In proclaiming that “the thing speaks for itself,” Mangwana relies on a dangerous, superficial conflation of absolute power with popular legitimacy.
History, however, has already given us a tragic masterclass in how a parliament, reduced to a rubber-stamp chamber, can be used to construct a tyranny through the very mechanisms of democracy.
If we are to talk about parliamentary landslides that birthed dictatorship, we must look at Germany on March 23, 1933.
On that day, the German parliament passed the Enabling Act, officially turning Adolf Hitler into a tyrant.
Through a vote of 444 to 94, the legislators themselves handed him absolute power and destroyed their own democracy.
By the logic of Mangwana’s definition, that is an overwhelming landslide.
Yet, no sane person looks back at that moment as a triumph of democratic consensus.
It was the legal suicide of a republic, showing that even Hitler was made into a tyrant by a landslide vote in a compromised parliament.
To measure the health of a democracy by the lopsidedness of a parliamentary vote, as the permanent secretary attempts to do, is a profound fallacy.
It deliberately confuses the actions of a whipped, insulated political class with the actual will of the sovereign citizens.
A genuine progressive step in fostering democracy requires that fundamental alterations to the supreme law of the land be taken directly to the people through a referendum.
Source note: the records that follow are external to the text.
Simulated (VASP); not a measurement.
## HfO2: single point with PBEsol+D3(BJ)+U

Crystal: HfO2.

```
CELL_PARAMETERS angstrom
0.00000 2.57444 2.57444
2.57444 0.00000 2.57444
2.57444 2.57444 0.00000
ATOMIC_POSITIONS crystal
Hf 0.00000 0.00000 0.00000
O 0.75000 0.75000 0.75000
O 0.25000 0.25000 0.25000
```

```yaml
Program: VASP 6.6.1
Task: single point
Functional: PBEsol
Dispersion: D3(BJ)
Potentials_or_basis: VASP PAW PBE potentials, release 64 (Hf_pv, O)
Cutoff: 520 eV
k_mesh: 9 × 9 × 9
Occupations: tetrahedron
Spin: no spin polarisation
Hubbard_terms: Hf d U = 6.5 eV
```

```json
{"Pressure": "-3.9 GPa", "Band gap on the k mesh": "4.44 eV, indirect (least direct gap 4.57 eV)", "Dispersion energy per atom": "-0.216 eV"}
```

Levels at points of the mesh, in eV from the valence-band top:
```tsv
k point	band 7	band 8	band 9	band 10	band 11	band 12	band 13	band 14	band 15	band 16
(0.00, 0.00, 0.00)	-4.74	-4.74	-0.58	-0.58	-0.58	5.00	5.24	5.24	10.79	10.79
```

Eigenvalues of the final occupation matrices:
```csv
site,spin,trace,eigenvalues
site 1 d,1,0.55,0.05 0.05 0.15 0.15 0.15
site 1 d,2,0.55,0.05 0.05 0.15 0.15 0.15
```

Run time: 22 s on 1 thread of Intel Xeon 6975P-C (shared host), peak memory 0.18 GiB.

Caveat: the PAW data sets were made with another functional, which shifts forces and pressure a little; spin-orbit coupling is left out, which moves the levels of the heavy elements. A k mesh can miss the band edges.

When a government avoids the public and chooses instead to fast-track structural constitutional changes through a compromised legislature, it reveals a deep-seated fear of its own electorate.
The reality behind Mangwana’s celebrated numbers is rarely found in shared conviction; it is found in structural coercion and political patronage.
Modern legislators in a captured system do not vote with their conscience or the interests of their constituents foremost in mind.
They operate under the crushing weight of a party whipping system where dissent means political exile, or they are swayed by the quiet allure of “gifts” and privileges dangled by politically connected individuals.
When members of parliament are either terrified of their party masters or bought by executive largesse, the lopsided numbers they produce do not represent a popular mandate.
They represent a transaction.
A parliament that operates under these conditions ceases to be a shield for the citizens and instead becomes an acute danger to the nation.
Mangwana boasts of a landslide as if it proves the righteousness of the bill, but history warns us of the exact opposite.
When the guardrails of accountability are dismantled from within, democracy is effectively weaponized to endorse authoritarianism.
A landslide in a captured chamber is not a sign of a robust state.
It is the ultimate warning sign that the institutions designed to protect freedom are being used to entrench absolute control.